During my attendance at KM World's KM Summit meeting in 1998, I was rather surprised at the apparent level of confusion surrounding the definition of KM. This article is written in an attempt to dispel some of this confusion.
Based on conversations and the perspectives expressed by the participants, I decided that rather than attempt to provide a short succinct definition of knowledge management, I would define it in terms of the set of interactions that comprise it. In other words, if you look at a set of interactions, you know that knowledge management is occurring if certain requirements are met. What follows, therefore, is a description of the process interactions associated with knowledge management. As it turns out, this allows the description to be completely technology independent, while at the same time providing the underlying technology requirements for an environment that enables knowledge management.
For purposes of this paper, the term "environment" encompasses the hardware and software in use, the people with whom one interacts (either directly or online), the knowledge base, and the whole set of interactions between these components. It is these interactions which set the stage for defining knowledge management.
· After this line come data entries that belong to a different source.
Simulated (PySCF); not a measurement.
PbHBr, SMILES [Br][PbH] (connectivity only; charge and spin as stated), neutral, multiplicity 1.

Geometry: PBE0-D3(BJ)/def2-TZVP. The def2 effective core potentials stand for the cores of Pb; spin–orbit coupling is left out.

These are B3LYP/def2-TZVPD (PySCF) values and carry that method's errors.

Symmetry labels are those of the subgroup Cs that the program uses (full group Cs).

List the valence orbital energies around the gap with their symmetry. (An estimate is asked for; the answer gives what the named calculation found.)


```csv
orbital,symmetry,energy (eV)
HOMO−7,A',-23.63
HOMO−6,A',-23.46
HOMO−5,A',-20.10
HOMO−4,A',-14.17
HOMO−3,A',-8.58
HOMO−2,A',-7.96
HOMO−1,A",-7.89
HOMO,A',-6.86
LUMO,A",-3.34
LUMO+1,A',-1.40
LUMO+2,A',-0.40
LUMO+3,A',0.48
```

We begin with an individual, me for example, and a situation I wish to change. The situation may be a problem or it may be a future state I wish to create. Either way, whether there is a problem to solve or not, there is a gap between the current state of affairs and the desired state of affairs.
In addressing this situation, I must interact with an environment which will assist me in developing an appropriate approach for attaining the desired future state. This leads directly to the first interaction requirement for knowledge management.
Interaction Requirement # 1: There must be a motivation for me to interact with the environment to address the situation. As such, I must believe that the interaction will result in my receiving greater value than my inaction. This value may be that the interaction results in the development of an approach that saves time, improves the quality of a product or service, or provides some other perceived value that I wouldn't accrue if I chose not to interact with the environment.
It is also considered essential that the environment itself continuously evolves over time so that it is able to provide more appropriate or expansive guidance in the future. This perspective essentially dictates another interaction requirement, this one in the area of evaluation and feedback.
Interaction Requirement # 2: Interaction with the environment must be such that I am motivated to evaluate the approaches I access and provide feedback. (For example, was a recommended approach clear and easy to follow? Was it too vague?) This feedback will act as a foundation for the continued evolution of the environment as approaches are modified in response to feedback.
The approach I seek may not already exist within the environment. This leads directly to the third interaction requirement, one regarding situation capture and resolution.
Interaction Requirement # 3: Interactions with the environment must motivate individuals to define to the environment situations for which approaches do not currently exist.
The environment's continuous collection of situations for which approaches are desired leads to another requirement.
Interaction Requirement # 4: The environment must deliver value to those who interact with it and individuals must contribute approaches for situations that do not yet have them. The environment must facilitate the development and delivery of these approaches in an acceptable time frame.
In conjunction with the preceding requirements, there is an underlying realization that "you can't be all things to all people." This leads to the following requirement, which is actually the most appropriate place to begin when designing the environment.
Interaction Requirement # 5: The specific set of situations the knowledge base is intended to support (it's domain), must be explicitly defined.
If the domain is ill-defined or too broad, it will make it impossible to deliver on the intent . This will essentially end in the failure of the intent as individual expectations will not be met, and individuals will shy away from interacting with the environment. My advice would be to determine the smallest valuable domain which will deliver value to some community, develop it, and then grow the applicability of the domain over time.
My response to the question, "What is knowledge management?" now takes the form of:
"Knowledge Management consists of all the activities required to
develop, maintain, and evolve the environment described above,
and support its interaction with people."